Earlier this week, I wrote an article about a recent NLRB decision where the Board found a group of workers who provide video content services for the display board at Minnesota Timberwolves basketball games to be incorrectly classified as independent contractors (“Labor Board Dunks On Employer’s Contractor Classification Attempt”). Although this case did not directly involve the gig economy, there was one gig-like aspect to the job that became a pivotal point in the decision. Like many sharing economy companies, the Timberwolves had a roster of potential workers available to perform work when needed. For a typical event (in this case, an NBA or WNBA game), only 16 workers were needed; the business retained a roster of over 50 skilled individuals who could perform the work. When the need arose, the business would send out a call to the 50+ workers and fill the 16 slots from the individuals who said they were available. There is no indication in the record of the case to describe just how the business contacted the workers, or how the workers would signify their interest if they were free, available, and interested to pick up the gig, but this assignment system sounds very similar to the way that many digital platforms connect workers to open gigs.

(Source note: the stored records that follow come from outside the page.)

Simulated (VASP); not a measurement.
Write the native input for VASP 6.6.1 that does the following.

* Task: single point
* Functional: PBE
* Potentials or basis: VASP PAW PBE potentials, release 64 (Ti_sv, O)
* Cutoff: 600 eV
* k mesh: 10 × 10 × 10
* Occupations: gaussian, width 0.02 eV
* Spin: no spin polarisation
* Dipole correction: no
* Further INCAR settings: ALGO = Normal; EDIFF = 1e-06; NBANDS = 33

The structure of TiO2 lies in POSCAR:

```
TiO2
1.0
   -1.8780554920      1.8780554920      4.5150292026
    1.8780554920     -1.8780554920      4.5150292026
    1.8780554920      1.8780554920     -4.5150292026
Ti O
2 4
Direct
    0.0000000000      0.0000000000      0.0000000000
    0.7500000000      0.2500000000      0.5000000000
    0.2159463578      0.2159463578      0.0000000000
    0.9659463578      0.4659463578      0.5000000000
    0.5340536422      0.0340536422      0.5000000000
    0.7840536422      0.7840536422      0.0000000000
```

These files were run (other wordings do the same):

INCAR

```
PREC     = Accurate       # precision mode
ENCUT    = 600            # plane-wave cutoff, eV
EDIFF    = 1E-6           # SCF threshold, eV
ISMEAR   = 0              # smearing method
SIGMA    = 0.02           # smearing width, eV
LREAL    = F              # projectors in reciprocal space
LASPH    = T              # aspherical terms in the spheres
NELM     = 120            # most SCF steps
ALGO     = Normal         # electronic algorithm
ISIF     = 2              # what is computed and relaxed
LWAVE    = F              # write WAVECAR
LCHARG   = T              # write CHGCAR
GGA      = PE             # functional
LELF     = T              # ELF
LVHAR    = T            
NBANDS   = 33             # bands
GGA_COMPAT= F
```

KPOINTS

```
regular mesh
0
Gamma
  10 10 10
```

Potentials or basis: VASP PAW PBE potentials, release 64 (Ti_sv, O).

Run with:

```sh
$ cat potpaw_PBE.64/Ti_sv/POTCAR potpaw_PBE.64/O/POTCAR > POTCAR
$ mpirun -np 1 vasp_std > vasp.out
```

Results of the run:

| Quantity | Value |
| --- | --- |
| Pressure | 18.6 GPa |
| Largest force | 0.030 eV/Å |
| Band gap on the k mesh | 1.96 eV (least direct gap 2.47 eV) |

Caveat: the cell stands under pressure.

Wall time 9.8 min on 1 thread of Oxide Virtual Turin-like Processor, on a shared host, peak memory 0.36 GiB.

Here’s where things got sticky for the business in this case. Unlike many gig systems whereby the consumer chooses which gig worker it wants to do the work for them, or whereby the first gig worker to click “accept” gets the job – neither of which scenario includes the business interfering in the specific selection of worker to job – in this case the Timberwolves management selected which workers would get the assignments based on the application of subjective criteria. As the NLRB decision described it, “when more crewmembers are available to work in a particular crew classification than the Employer needs, the Employer determines which of them will work at all and breaks the “tie” between the available crewmembers according to its own preference.” To the NLRB panel deciding the case, this was a bridge too far for an independent contractor relationship. As the Board saw it, this process of selecting workers for gigs meant that “the Employer holds and exerts control far exceeding that possessed by crewmembers themselves over when and how a crewmember will perform video-production work for it, as well as the manner and means by which that work is accomplished.” And as anyone in the gig world knows, “control” is the key element that an administrative body (or court) will examine in deciding whether a worker is properly classified as an independent contractor.
What does this mean for your business? Many companies are moving towards an “Uber-ization” model, having workers select for themselves which shifts or jobs or tasks they will handle out of a roster of available openings. And if you follow the model that Uber or many other ridesharing apps follow – having consumer and driver connect themselves without interference or interference by the business itself – you should aid yourself in the battle over contractor status. But if you step in and apply subjective criteria when trying to determine which worker should handle which job, you could be demonstrating a level of control that the NLRB might not like. Take this lesson to heart when examining your own business model.